At Brazil's World Cup, a Battle Over Maracana Stadium Seats

Holders of privately controlled seats at Rio’s Maracanã field call foul
Photograph by Dado Galdieri/Bloomberg

Jamile Thome, a management consultant at Accenture in Rio de Janeiro, says her family has had unfettered use of eight seats at the city’s Maracanã stadium since her grandparents contributed to the financing of the stadium’s reconstruction in the 1960s. Besides allowing her to cheer on her local soccer team, Flamengo, the seats have given Thome access to concerts by the Police, Madonna, and the Backstreet Boys, and even a visit by Pope John Paul II. Each seat requires only an annual payment of R$740 ($365) in perpetuity.

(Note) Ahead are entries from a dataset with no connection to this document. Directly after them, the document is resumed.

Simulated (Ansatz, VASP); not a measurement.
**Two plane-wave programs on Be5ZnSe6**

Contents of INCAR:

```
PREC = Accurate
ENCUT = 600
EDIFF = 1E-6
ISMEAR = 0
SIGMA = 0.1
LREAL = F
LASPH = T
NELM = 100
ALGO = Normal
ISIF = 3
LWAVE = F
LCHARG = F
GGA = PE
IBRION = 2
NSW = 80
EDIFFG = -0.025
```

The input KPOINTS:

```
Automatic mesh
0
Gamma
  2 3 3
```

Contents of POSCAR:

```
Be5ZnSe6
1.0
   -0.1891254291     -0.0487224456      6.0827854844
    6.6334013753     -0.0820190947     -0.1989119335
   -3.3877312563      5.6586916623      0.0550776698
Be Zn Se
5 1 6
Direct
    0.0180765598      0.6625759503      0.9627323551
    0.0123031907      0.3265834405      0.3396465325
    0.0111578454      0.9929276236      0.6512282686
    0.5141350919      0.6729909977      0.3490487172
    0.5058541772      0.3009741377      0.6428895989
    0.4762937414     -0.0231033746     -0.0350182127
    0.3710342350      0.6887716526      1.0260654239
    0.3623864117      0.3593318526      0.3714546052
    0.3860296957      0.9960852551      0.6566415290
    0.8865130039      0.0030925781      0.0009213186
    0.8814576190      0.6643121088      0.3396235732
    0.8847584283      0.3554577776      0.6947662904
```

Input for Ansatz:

Thome had expected to view the World Cup finals next year from the same prime real estate at the 79,000-seat Maracanã. But a May 13 ruling by a Rio court handed control of all the stadium’s seating to FIFA, soccer’s governing body, during the tourney. That has Thome and the holders of the other 4,960 perpetually reserved seats crying foul. “When they chose Maracanã for the World Cup they knew these tickets existed,” says Thome, 27, whose parents first took her to the arena when she was a year old. “They can’t pretend that we don’t exist. They chose a stadium with this kind of rule, so they have to respect it.”